Eventually, the Police Department reins will be passed to someone of the mayor's liking, but Flynn may have to wait for 31/2 years, when Commissioner Jordan's current term runs out.

Jordan may be an able commissioner, dedicated to excellence in law enforcement, but his effectiveness may be weakened because he lacks the confidence of Boston's elected chief executive.

Unless he wins Flynn over - something that seems increasingly unlikely - Jordan can expect to become an unwelcome member of the administration and may encounter mounting pressure to get out.

The commissioner is determined to keep his $60,000-a-year job, but he can take little comfort from the fact that few people have publicly rallied to his support. In addition, opposition appears to be growing in Police Department ranks. Jordan loyalists notwithstanding, the two groups with the lion's share of agency employees - the Boston Police Patrolmen's Association and the Police Superior Officers' Federation - have denounced his leadship in the past several months.

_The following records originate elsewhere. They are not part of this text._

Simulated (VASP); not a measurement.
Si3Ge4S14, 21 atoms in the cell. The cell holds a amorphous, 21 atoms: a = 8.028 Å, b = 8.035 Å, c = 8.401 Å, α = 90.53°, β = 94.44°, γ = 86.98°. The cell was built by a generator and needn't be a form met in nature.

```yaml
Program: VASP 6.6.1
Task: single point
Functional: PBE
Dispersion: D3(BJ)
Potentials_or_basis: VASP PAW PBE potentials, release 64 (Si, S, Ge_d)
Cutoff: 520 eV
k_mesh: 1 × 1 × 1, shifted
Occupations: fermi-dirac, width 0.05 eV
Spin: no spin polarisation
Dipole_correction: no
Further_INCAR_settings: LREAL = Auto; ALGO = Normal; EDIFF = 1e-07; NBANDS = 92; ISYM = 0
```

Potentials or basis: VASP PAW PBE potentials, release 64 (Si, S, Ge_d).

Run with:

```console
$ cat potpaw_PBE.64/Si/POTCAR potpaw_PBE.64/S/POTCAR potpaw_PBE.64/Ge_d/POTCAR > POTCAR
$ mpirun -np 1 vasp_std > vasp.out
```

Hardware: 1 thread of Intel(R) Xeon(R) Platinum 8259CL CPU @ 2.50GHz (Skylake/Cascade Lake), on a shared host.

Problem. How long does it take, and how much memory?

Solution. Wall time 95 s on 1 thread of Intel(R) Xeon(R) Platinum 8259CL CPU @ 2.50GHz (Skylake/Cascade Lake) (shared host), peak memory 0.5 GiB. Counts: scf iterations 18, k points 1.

Finally, a coalition of black community leaders from Roxbury, Dorchester, and the South End have been angered by the way the department handled charges of police brutality. Last December, the coalition called for Jordan's resignation.

The job of police commissioner should not be a popularity contest. At the very least, however, support of the mayor seems essential - no matter how competent and well-intentioned the chief might be. Having a holdover from a previous city administration, especially an administration that had different priorities and approaches, appears to make little sense.